Monitoring Email Storm Mitigation

No one likes to get flooded with email, most times its just annoying, but it can also mask a real problem. If in those 2000 emails is a single email saying the database was just corrupted, you really don’t want to miss it. There are several tools and ways to control email, but unfortunately most MTA’s don’t have a way to set a threshold over time variable. There is no way to say if N emails go out in N minutes stop sending email.

This solution is just one of many and focuses mostly on Nagios and Icinga. Using Simple Event Coordinatorr and the following rule set you can stop an email storm before it gets out of control. Installing SEC is very simple, most distributions already have it in there repos or you can install it from source, it is a single perl script and man page. SEC has also been known to work on Windows and OSX as well, I am currently running it on Cent6.4 and Slackware 14.1.

To get started download the latest version of the rule set from Github here then launch sec with the following command

sec -conf=email_throttle.conf -input=/path/to/monitoring/log/file

You could also use the ‘-detach’ switch to make it run as a daemon.

The rule starts by parsing the icinga.log for all notifications, if greater than 25 get sent out over a sliding 60s period the action takes place. The initial action is to send an email notification out, create a context, then stop sendmail and wait 30s. It will then open up a second input stream, in this case maillog, you need to start tail with ‘-n 0’ or else it will trip instantly.

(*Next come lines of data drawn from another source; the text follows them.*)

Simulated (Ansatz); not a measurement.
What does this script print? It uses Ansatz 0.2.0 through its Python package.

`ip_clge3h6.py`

The second rule parses the maillog to make sure email has indeed been stopped, it looks for a dsn, Delivery Status Notification, of any type to be set out, if it sees one then the second action takes place. At this point monitoring is stopped on the machine, and a second email is sent out (if possible). Another context is created and we sleep for 30s more. At this point the final rule sees the context it is looking for has been created and if it sees any more mail it will shutdown the server.

I am well aware of how shutting down a server is a BAD idea, but without manual intervention and troubleshooting this is the only way to be absolute. The third rule could always be removed and the window increased to give the technician time to look at the issue first-hand but if that won’t be the case, or access to the machine is difficult this last rule will at least stop the follow of email without question. You could also modify it to create a dump, log some data, etc as well before it powers off.

type=SingleWithThreshold
ptype=RegExp
pattern=dsn=(\d+)\.(\d+)\.(\d+)
context=maillog_tripped
desc=$0
action=shellcmd shutdown -h now 
window=10
thresh=2

type=SingleWithThreshold
ptype=RegExp
pattern=dsn=(\d+)\.(\d+)\.(\d+)
context=icingalog_tripped
desc=$0
action=pipe 'The email threshold was tripped at %t /n Stopping the monitoring services' /bin/mail -s "Email Storm Alert" %e ;  \
       create mail_tripped_context ; \
       shellcmd /sbin/service ido2db stop
       shellcmd /sbin/service icinga stop
       shellcmd /bin/sleep 30
window=10
thresh=2

type=SingleWithThreshold
ptype=RegExp
pattern=NOTIFICATION
desc=$0
action=eval %e {'email_address'} ;\
       pipe 'The email threshold was tripped at %t /n Stopping the sendmil service' /bin/mail -s "Email Storm Alert" %e ;  \
       create icingalog_tripped ; \
       shellcmd /sbin/service sendmail stop ; \
       shellcmd /bin/sleep 30 ; \
       spawn /usr/bin/tail -n 0 -f /var/log/maillog ; \
window=60
thresh=25